Dr. Mary Gitau, Assistant Professor of Social Work at Clarke University, was awarded a fellowship by the Carnegie African Diaspora Fellowship Program (CADFP) to work with Professor Herman Kiriama at Kisii University on a project entitled Actualizing Center for Peace and Conflict Resolution, Social Work Curriculum Co-Development and Graduate Student Training and Mentoring at Kisii University in Kenya.
This fellowship will allow Gitau to continue the work she began in Kisii, resulting from a 2018 Carnegie fellowship. The primary goal of the fellowship is to facilitate the actualization of the Center for Peace and Conflict. Gitau helped lay the foundation and vision for this center during her 2018 trip to Kenya. During this current fellowship, she will help create manuals and templates for short-term workshops for students, faculty, staff, and community leaders. These will help to learn concrete strategies that will enable them to be more aware of peace and conflict within their communities and equip them with knowledge and skills to create stronger, healthier communities.

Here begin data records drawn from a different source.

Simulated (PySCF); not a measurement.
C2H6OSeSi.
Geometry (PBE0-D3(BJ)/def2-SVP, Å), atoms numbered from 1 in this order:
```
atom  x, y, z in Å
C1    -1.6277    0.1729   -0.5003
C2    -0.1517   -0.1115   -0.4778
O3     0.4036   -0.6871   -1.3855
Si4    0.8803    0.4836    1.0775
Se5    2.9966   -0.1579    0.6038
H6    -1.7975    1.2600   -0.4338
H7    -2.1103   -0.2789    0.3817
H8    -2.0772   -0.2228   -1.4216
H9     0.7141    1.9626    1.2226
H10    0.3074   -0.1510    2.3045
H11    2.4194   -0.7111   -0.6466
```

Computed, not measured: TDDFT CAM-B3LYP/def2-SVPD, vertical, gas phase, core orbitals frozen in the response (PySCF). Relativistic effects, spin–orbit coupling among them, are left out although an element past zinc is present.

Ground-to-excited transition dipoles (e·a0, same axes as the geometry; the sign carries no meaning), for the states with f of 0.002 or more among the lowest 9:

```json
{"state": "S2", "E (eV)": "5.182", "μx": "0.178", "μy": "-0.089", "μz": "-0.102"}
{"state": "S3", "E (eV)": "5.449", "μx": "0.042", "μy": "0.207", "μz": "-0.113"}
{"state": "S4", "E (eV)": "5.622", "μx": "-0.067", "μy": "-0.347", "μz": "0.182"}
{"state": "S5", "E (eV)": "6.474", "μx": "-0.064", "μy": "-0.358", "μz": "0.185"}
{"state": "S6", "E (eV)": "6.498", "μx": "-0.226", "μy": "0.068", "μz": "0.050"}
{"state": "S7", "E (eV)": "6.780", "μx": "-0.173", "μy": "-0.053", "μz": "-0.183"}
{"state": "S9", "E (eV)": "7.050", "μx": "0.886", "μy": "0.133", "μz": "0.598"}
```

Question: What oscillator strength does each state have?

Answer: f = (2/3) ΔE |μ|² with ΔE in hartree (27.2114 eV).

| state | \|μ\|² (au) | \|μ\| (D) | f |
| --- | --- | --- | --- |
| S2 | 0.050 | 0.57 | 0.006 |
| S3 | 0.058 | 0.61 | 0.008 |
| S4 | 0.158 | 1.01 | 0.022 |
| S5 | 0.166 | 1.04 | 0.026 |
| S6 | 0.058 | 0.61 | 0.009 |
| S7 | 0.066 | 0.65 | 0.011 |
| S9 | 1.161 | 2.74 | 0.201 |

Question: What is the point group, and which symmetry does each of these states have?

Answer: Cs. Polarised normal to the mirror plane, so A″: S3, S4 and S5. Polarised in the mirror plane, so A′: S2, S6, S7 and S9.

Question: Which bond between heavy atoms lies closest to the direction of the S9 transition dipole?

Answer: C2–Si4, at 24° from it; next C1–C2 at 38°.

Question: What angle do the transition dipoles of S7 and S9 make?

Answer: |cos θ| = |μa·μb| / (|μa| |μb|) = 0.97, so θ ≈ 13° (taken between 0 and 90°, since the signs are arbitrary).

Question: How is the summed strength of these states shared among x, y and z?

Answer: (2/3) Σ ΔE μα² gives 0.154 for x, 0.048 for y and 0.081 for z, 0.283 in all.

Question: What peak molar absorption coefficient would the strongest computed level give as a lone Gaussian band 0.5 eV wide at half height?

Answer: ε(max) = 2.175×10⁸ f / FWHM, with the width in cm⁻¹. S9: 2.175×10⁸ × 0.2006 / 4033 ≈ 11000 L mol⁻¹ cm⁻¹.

Kisii University is located in a cosmopolitan city surrounded by several communities facing threats against their peace, and the communities are fighting against the invasion of their territory. Establishment of the Center for Peace, Social Justice, Equality, and Security will help address the infighting among communities and bring different stakeholders together for peaceful dialogue.
“My participation in this CADF project will present an opportunity for me to incorporate many of the ideas and knowledge into my teaching, consequently, impacting Clarke students’ intellectual growth while broadening their world view,” said Gitau. “It will also strengthen Clarke’s global connections, strengthen institutional linkages, and engage in innovative activities that would address higher education transformation. In addition, it will further Clarke’s commitment to social justice, social responsibility, and global awareness.”
CADFP, now in its seventh year, is designed to increase Africa’s brain circulation, build capacity at the host institutions, and develop long-term, mutually-beneficial collaborations between universities in Africa and universities in the United States and Canada. It is funded by Carnegie Corporation of New York and managed by the Institute of International Education (IIE) in collaboration with United States International University-Africa (USIU-Africa) in Nairobi, Kenya, which coordinates the activities of the Advisory Council. A total of 527 African Diaspora Fellowships have been awarded for scholars to travel to Africa since the program’s inception in 2013.